Venture capital has hit a plateau, according to some analysts.
“After $100M+ checks flowed freely to VC-backed companies through much of 2015, the mega-round trend has settled into a lower range through 2016,” concluded KPMG and CB Insights in their Q3 2016 venture capital report.
Data suggests the trend is global: North America VC investments for the quarter were fairly flat compared to Q2, and while Europe saw an increase in the number of deals for VC funding, there was a decline in the value of that collective funding. Even Asia is seeing a pullback from investors, the report found, finding that VC funding activity has “slowed down dramatically” since 2015.
There is evidence, however, that B2B startups endure with a strong pulse around the world.
Earlier this year, analysts told reporters that investors have begun to shy away from the copious population of B2C-focused FinTech companies.
“There is a trend away from consumer unicorns and valuations,” said Andreas Liffgarden, chairman and cofounder of Soundtrack Your Brand, a company that secured funding from top-tier investors like Spotify. The startup has focused on corporate clients, which often are willing to pay more for services than individual consumers, Liffgarden added.
B2B FinTech’s Time
As investors begin to look at startups with corporate clients in mind, FinTech startups, both B2B and B2C, are also muscling their way through the year with strong investment performances.

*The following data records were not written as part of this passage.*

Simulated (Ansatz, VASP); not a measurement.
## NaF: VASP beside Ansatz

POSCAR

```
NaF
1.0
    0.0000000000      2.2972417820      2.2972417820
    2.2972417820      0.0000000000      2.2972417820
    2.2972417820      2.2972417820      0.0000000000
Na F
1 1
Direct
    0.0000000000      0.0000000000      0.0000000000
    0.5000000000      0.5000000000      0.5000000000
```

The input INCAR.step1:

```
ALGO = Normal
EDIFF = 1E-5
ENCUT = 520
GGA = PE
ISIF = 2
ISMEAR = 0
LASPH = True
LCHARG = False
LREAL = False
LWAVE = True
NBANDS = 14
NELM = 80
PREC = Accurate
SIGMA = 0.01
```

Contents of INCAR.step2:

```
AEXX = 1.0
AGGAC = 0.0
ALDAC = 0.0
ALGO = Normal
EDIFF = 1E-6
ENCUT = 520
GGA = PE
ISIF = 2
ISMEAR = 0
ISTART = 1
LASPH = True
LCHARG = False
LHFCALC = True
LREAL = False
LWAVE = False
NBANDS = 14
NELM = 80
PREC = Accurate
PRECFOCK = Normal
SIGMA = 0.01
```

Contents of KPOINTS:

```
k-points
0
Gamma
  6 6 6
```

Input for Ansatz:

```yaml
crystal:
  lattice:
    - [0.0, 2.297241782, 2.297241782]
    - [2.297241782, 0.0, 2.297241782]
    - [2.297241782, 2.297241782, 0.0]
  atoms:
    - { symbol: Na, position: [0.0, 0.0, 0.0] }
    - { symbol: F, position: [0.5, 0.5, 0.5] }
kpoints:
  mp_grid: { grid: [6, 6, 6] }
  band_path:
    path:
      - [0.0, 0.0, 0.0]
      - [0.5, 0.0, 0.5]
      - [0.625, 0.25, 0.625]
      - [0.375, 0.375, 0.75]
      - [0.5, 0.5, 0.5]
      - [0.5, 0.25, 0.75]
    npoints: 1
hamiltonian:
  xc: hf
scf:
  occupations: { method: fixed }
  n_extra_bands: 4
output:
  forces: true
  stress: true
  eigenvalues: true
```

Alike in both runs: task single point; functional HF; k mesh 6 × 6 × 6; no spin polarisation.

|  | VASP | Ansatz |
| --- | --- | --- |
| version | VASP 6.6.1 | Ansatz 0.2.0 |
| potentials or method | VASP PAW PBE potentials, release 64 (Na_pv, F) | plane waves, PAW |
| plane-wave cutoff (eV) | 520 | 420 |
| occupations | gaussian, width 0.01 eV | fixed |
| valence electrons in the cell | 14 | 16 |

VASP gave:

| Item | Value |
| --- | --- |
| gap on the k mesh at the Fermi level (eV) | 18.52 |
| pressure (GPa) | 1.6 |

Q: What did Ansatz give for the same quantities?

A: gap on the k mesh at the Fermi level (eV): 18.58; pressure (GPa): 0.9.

Last month, researchers at Roland Berger found that the majority of European FinTech startups are “active” in the venture capital space, and the majority of these companies operate on a B2B model. According to the report, 54 percent of these companies said the area of payments has the greatest potential — more than crowdfunding and alternative lending.
These businesses remain confident and realistic about their roles in the world, too. Researchers found that the vast majority of these firms believe they won’t replace existing traditional financial institutions, while most said they expect those players to become key competitors. Still, 86 percent said they’re planning to cooperate with those competitors to innovate and grow.
Like Europe, Asia is also seeing some promising performance from its FinTech startups.
Frost & Sullivan released its own analysis of the Asia-Pacific FinTech landscape last month and found that the market is expected to see a $70 billion increase in revenue from these businesses by 2020. With that in mind, investors want in.
“Asia-Pacific FinTech investment increased exponentially in 2015,” reflected Frost & Sullivan Vice President of Digital Transformation Ajay Sunder in a statement. Nearly half of the investment deals last year, he added, focused on payments technology and innovation startups.
Many of the focuses of these APAC FinTech startups, researchers found, have broad potential for B2B applications. For instance, blockchain, cybersecurity and digital payments are all top targets for investors, the report found.
For both Europe and Asia, 2016 was hardly a flop.
Accenture found that FinTech venture funding across the globe increased by 67 percent in the first quarter of 2016 compared to Q1 2015, with Europe and Asia seeing the most deals.
In its “Pulse of Fintech” report, KPMG and CB Insights concluded that 2016 may be headed for disappointment when it comes to FinTech funding, at least compared to what global markets saw in 2015. But with some analysis pointing to the promise of B2B FinTech, it’s possible that 2017 could be the industry’s time to shine when it comes to venture funding.